The Audit Commission has warned FDs that do not closely monitor the finances of trading units – formerly direct labour organisations – that they risk managing the services in an ‘inappropriate’ and ‘unacceptable’ way.
Meanwhile FDs could find themselves ‘downgraded’, CIPFA has warned, as senior management teams are restructured to accommodate new cabinet style executives under local government reforms.
The warnings come just weeks before the introduction of Best Value – the largest single upheaval local government has faced since Labour came to power.
In a new management paper the Audit Commission said FDs had, in some cases, become ‘peripheral’ to the financial management of trading units and were unaware of the ‘scale of deficits or the reasons for those deficits’.

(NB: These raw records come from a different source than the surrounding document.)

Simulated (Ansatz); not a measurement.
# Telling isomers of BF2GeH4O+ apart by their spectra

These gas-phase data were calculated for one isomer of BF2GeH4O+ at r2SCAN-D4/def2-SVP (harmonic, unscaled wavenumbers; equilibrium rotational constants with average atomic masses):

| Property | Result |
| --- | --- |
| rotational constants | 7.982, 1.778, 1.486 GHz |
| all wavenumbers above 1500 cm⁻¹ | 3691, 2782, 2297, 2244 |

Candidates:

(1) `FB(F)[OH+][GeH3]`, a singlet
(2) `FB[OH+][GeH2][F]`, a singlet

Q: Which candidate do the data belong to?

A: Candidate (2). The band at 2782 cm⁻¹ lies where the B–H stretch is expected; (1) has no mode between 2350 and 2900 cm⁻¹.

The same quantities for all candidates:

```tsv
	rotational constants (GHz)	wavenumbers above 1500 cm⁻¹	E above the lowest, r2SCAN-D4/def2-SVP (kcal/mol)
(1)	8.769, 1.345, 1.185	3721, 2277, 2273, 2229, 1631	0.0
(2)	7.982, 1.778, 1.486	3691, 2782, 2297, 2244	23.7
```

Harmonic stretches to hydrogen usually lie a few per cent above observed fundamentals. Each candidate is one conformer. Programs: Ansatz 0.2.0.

The paper, Getting the Groundwork Right – Financial Health for Local Authority Trading Units, said: ‘This indicates that the finance director has become – and allowed himself/herself to become – marginalised in an inappropriate and unacceptable way.’
A spokesman said: ‘It’s important that finance directors and local authorities have clear internal objectives.’
The Commission recommends local authorities follow guidance in CIPFA’s Statement on the Role of the Finance Director.
CIPFA said it issued the statement because of fears FDs in local authorities are losing their ‘strategic’ roles on management teams. ‘We believe very strongly that FDs in local authorities should be playing a strategic role as well as doing the stewardship role,’ the institute said.